8. Martin Van Buren

  • Birthplace: Kinderhook, New York
  • Home: Lindenwald, Kinderhook, New York
  • Grave: Kinderhook Reformed Cemetery, Kinderhook, New York
  • Books you might enjoy if you're a smart dude like me: The Election of Andrew Jackson by Robert Remini

Dutch Wonderland (August 3, 2008)

Martin Van Buren was tiny, but his house was honkingly huge:

That's Lindenwald you're looking at, and it's where MVB grew potatoes. In his spare time, he ran two presidential campaigns and tried to be a domineering political puppetmaster, but if you want to keep up a nice spread like that, you gotta focus on the potatoes. It's where the money is!

If you've got a soft spot for historic redheads, then you owe to yourself to get to the Dutch settlement of Kinderhook for the full Martin Van Buren Experience (thought sadly not in theme park form): he was born there, he lived there, and he's buried there. Beginning at the beginning ...

He was born on December 5, 1782, the son of a tavernkeeper. This is honored today with a sign on someone's front lawn. Growing up around drunks helped him deal with Andrew Jackson's friends later in life.

There are no signs marking where he became a lawyer or politican, forged the prototype of the modern political party, rose to national prominence as a senator and managing Jackson's presidential campaign, served as secretary of State and vice president, and then was Jackson's hand-picked successor.

But then there's Lindenwald! When Van Buren was a kid, it was the estate of some local big-shot judge and the top status symbol in town; Van Buren bought it for his post-presidency estate to let everyone know that he was the biggerest shot. According to the excellent Park Service guide, MVP probably had a bit of a chip on his shoulder from growing up relatively poor; this explains not only the purchase of the farm, but the money bin and the 24/7 dancing girls on the front lawn.

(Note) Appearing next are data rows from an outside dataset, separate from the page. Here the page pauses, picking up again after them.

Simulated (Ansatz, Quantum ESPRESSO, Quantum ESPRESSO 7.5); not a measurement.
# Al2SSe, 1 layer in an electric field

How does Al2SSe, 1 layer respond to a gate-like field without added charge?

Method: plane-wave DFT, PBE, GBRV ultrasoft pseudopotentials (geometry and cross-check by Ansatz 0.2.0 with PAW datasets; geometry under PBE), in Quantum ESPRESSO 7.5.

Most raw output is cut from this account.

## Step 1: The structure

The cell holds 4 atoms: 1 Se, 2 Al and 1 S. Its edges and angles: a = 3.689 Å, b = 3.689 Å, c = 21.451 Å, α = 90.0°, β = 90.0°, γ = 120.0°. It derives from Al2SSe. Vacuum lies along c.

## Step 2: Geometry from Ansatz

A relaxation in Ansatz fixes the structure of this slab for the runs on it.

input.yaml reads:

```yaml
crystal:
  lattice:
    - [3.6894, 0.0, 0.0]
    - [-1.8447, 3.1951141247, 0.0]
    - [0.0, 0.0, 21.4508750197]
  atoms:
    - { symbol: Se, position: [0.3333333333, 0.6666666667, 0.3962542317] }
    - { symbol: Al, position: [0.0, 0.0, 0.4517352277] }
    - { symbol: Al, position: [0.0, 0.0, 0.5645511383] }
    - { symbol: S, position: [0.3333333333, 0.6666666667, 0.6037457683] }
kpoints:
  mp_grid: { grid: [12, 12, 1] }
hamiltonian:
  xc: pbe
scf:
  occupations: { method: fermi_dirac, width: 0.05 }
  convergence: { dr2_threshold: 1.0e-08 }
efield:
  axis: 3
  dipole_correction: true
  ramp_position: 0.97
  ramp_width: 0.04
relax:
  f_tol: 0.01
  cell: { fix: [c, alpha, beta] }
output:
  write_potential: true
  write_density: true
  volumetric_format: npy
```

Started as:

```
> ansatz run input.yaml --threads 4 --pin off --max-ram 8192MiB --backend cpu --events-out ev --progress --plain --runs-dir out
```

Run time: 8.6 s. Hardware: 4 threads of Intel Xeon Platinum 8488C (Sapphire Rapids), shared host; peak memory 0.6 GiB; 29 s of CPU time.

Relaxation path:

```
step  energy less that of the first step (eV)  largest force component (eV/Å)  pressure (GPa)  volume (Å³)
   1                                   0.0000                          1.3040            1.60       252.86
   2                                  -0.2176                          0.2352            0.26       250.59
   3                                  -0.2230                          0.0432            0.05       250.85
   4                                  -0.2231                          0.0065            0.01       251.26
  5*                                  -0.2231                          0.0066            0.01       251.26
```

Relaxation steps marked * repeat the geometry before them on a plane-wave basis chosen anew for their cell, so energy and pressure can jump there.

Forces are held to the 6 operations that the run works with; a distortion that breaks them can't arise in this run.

He bought it with something like 18 rooms, and by the time he was done it was up to 36, with an Italian-style tower, which would help you keep a lookout in case a mob of poor people ever tried to rush the place. The house is sprawling, airy, high-ceilinged ... and luxurious. Here's one of the parlors:

It's very green. The color green was first invented in 1836, so at the time this would have been a VERY expensive room. The pieces they have in there now aren't too overstated, but you do get the idea that Van Buren liked the finer things. He had a reputation as a dandy and the Italian-made ironing press to back it up; he was enough of a gadget freak to have a coffeemaker, which wasn't a standard appliance in the 1830s; and he actually had a flush toilet, though the flushing mechanism involved four Irish servingwomen, a rubber hose and a considerable amount of cursing. He entertained all the Albany big shots and anyone else who would care to stop by; from his library he actually ran twice more for the presidency, falling short both times.

MVB had a good 20 years in the place, and he built rooms for all his kids to come visit (Van Buren was a widower from his early 30s and never remarried); plus it worked as a functioning farm. That land is mostly sold off, so now all that's left is the house, but it's definitely worth it for that alone. Because you get to see his bed!

That's a Craftmatic adjustable, the first one ever sold in the states, and if I'm remembering the tour correctly Van Buren died in it. The hickory cane you see there was a gift from "Old Hickory" Andrew Jackson; each knob on the cane has a letter on it, spelling Jackson's name. The way the room is set up today, there's also a picture of Jackson on MVB's bedroom wall, directly opposite his bed. It's refreshingly creepy.

Of course, they couldn't leave him there forever, and so he's now buried about two miles away in the Kinderhook Reformed Cemetery. It's a pretty modest marker -- just a small obelisk with some worn engraving. After seeing the house, I was expecting something a little more brazen, but no fog machines, no laser light show, no nothing. Sigh.

One final note: if you have the chance, always talk to your park rangers. And don't just pester them with questions about history. Get to know them. At Lindenwald, a brief conversation with the guy in the visitor center uncovered the fact that he has tried to do stand-up comedy at a local open mic AS MARTIN VAN BUREN. He tried both period jokes ("What is the deal with William Henry Harrison?") and some of Van Buren's takes on modern politics. Folks, that takes BALLS. God willing a tape of this will surface one day. Internet, do my bidding!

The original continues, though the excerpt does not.